Considerations for event APIs (versus webhooks)

An article hit last week that argued in favor of events API over webhooks, specifically talking about consuming Stripe’s /v1/events, which similarly to webhooks, captures all changes that occur in an account. Whenever an API resource is added, updated, or deleted, a new /v1/events record is made available to show the change.

I’m not a big fan of webhooks either. They’re easy to use, but have some major usability downsides for consumers:

They require exposing a public endpoint, which is inconvenient in development and in more complex deployment configurations involving VPCs, ingress rules, reverse proxies, etc.
Configuring them usually involves logging into a web dashboard and manually entering URLs.
They don’t provide any kind of historical archive, and a missed webhook might be hard to identify.
They’re not ordered.

And from the standpoint of the webhook provider:

Their security is questionable. You can include a signature, but you can’t check that a consumer is validating it.
They’re inefficient. It’s conventional to issue thousands of noisy requests which could easily have been batched together for better economy.
Disappearing endpoints and slow endpoints inevitably cause trouble. It’s possible to build a robust webhooks implementation, but it’s much harder than most people think.

With all that said, it’s worth nothing that an events endpoint isn’t a free lunch. Let’s look at a few pitfalls.

Horizon trimming

In Stripe’s implementation, events have IDs that are roughly ordered like evt_123, evt_124, evt_125, etc., and these IDs are used for pagination by asking for the next page like ?starting_after=evt_123. But although they’re roughly ordered, they are not exactly ordered. IDs are generated as evt_<time component><random component> so that they’re mostly ordered by time, but include a random component to avoid collisions within the same epoch. Moreover, IDs aren’t necessarily generated at the time the record is inserted – it’s possible that one is generated early on in a long API call, and inserted at the end of it, resulting in many seconds of delay.
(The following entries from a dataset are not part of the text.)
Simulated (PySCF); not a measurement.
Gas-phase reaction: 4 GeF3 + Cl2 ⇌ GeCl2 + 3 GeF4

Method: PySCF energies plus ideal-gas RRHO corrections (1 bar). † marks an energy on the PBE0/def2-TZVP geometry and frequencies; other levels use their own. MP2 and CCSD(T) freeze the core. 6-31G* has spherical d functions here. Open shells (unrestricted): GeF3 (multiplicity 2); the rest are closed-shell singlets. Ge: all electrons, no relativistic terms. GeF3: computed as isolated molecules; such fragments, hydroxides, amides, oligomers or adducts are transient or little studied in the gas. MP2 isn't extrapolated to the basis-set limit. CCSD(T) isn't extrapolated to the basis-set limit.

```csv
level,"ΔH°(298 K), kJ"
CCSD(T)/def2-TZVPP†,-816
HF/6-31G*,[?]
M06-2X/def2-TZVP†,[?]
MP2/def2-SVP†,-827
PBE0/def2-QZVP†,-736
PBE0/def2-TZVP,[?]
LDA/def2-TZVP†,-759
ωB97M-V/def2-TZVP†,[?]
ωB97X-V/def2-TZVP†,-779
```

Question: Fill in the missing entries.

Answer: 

This means that events may be inserted out of order. When a consumer consumes up to a given ID like evt_125, it can’t assume that when checking again that this is the new ceiling – evt_124 may later be inserted retroactively. A robust consumer should page ~60 seconds back in time on each fetch, even if it means covering already consumed events.

The problem is particularly insidious because especially when initially implementing a consumer and there’s relatively few records, it won’t even be happening – events are spaced far enough from each other in time that IDs will be ordered. This will likely lead most developers to assume that IDs are always ordered, when they’re not. I’d venture a guess that most implementations will be wrong by default, and only corrected later after the problem is noticed (likely after a prolonged debugging phase).

It’s possible for a provider to avoid the problem by building an events API based on a central system that can guarantee that IDs are assigned monotonically, but it needs to be considered carefully. A Postgres sequence could do the job, but might become a scaling bottleneck. Backing it with Kafka would also work, but then you’re running Kafka.

Overload

One of the virtues of webhooks is that they parallelized quite well. If a user gets very big and needs to receive a lot of webhooks, all they need to do is scale up the endpoint that receives them, and because it’s a web API, they’ve probably already got an easy way to do that.

With events, not so much. Stripe’s maximum page size is 100, and with cursors, pagination is generally not parallelizable. Each list request is not particularly fast (Stripe’s probably take a few hundred milliseconds or so per request), so if you’re generating on the order of 100+ events per second, you might find that it’s not possible to use /v1/events to keep up ¹.

Again, this is solvable, probably with something like ?partition= parameter and multiple cooperating consumers, but like the horizon trimming problem, it requires significantly more upfront design, a more elaborate API, and a more complex implementation. On the provider’s side, many large and frequent fetches are likely to put more pressure on the database, whereas that would be minimal with webhooks (you can often just fire payloads into a Kafka topic and scale out consumers as necessary).

What to do today

Now, despite these considerations, the downsides of webhooks are so considerable (in my opinion), that building from the ground up today I’d still be most tempted to come up with solutions and try to make an events API work.